Transport spending

Transport spending accounted for 2.8% of total spending in 2014–15, slightly below its average historical share.

Transport spending accounted for 2.8% of total spending in 2014–15, slightly below its average historical share: it has fluctuated between 3 and 4% of total spending for most of the last three decades. Figures 1a and 1b show the changes over time in transport spending (in real terms and as a percentage of national income). 

Figure 1a. Transport spending in real terms (£ billion, 2015–16 prices), 1978–79 to 2015–16

Figure 1a. Transport spending in real terms (£ billion, 2015–16 prices), 1978–79 to 2015–16

Note: Transport spending is greater than the budget of the Department for Transport as some spending on transport is done by the devolved administrations and by local authorities. The 'Department for Transport DEL' series includes the Network Rail grant throughout.
Source: HM Treasury, Public Expenditure Statistical Analyses (PESA) 2015 and previous PESAs.
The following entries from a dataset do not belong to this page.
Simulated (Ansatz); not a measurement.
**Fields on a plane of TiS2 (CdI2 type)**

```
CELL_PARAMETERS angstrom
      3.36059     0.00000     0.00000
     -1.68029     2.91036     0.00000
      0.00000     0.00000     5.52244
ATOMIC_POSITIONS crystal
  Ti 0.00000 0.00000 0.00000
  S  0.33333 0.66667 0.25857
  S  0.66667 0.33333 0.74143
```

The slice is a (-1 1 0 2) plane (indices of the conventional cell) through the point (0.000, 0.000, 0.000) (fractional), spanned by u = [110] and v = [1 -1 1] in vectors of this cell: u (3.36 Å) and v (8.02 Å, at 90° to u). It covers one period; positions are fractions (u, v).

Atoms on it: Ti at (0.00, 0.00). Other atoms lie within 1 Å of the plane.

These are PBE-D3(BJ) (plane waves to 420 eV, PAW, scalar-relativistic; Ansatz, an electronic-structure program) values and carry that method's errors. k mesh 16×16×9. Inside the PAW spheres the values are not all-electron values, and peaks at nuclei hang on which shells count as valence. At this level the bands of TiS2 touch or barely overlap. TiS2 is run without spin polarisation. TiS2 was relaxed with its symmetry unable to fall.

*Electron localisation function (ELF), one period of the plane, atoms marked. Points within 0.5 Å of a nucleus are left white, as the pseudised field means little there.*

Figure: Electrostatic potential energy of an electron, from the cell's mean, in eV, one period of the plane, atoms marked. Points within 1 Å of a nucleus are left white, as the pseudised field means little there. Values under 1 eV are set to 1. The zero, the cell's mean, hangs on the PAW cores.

Figure 1b. Transport spending as a share of national income (%), 1978–79 to 2015–16

Figure 1b. Transport spending as a share of national income (%), 1978–79 to 2015–16

Note: Transport spending is greater than the budget of the Department for Transport as some spending on transport is done by the devolved administrations and by local authorities. The 'Department for Transport DEL' series includes the Network Rail grant throughout.
Source: HM Treasury, Public Expenditure Statistical Analyses (PESA) 2015 and previous PESAs.

 

After a peak in transport spending in the early 1990s, spending in this area fell dramatically until March 2000, when it started to increase rapidly again, at an average annual real growth rate between 1998–99 and 2007–08 of 8.9%, faster even than growth in health and education spending over this period. This planned increase was set out in 2000, in the government’s Transport Ten Year Plan, and supplemented at successive Spending Reviews, which, prior to the financial crisis, had set out long-term plans to increase transport spending by an annual average real rate of 2¼% from April 2008 to March 2019.

The financial crisis and the subsequent tightening of spending reversed the long-term plans for increases in transport spending. Between 2010–11 and 2014–15, the Department for Transport’s budget (including the grant to Network Rail) has been cut by 11%, though this is significantly less than the real-terms cut that was originally planned at the time of the 2010 Spending Review (see this IFS Green Budget chapter).